So, 2013 comes to an end and it's been quite a year.
Records have been broken, batons have been passed on, eras have ended and superstars have been born.
One of the greatest managers of our generation retired, two of the biggest stars in the world clashed, one great club beat another, the world transfer record was broken and one man continued to cause great outrage.
So, what are the six defining moments of the last 12 months? Here is our selection.
Football is about 75 percent hype these days, so it's sometimes difficult to work out what is genuinely special and what is just fluff.
Even by these hype standards, the World Cup qualifying play-off between Portugal and Sweden was built up to a ridiculous amount.
Indeed, it wasn't even hyped as a game between two teams but simply two players. The other 20 players may as well have been somewhere else for this was Ronaldo vs. Zlatan.

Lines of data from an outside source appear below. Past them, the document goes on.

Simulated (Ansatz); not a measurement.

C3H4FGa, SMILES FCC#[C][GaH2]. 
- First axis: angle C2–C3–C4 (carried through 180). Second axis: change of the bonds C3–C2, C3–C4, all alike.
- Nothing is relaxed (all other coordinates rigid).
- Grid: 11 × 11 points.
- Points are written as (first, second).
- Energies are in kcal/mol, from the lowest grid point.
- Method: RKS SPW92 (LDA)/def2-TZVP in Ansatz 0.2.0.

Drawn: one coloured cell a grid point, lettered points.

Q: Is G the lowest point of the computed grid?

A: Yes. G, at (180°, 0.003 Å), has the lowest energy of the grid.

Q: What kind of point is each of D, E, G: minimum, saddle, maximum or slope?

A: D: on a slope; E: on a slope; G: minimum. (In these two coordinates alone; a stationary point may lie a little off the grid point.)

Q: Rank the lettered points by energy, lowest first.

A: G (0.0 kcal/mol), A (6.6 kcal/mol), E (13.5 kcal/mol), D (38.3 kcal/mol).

A consequence of this constant state of hype is that we're now immune to it and instinctively dismissive of it. None of these games could ever live up to the hype.
Except this one.
The final score was 3-2, the two men having scored all five goals, with an extraordinary hat-trick by Ronaldo sending Portugal to Brazil.
Ronaldo was helped out by a couple of sublime passes, but the night was really about these two men and them only.
For a while, it looked like Gareth Bale wouldn't leave Tottenham.
He seemed to have a good relationship with Andre Villas-Boas. He was the centrepiece of a hugely promising team. He had a young child, despite the efforts of his agents who seemed to spend much of the summer casually on the phone to Madrid-based radio stations. He also might've stayed another year.
But then again, when Real Madrid set their mind on someone, they generally get him. The lure of both the size of the club and the size of the wage must be difficult to resist—and resist it Bale could not.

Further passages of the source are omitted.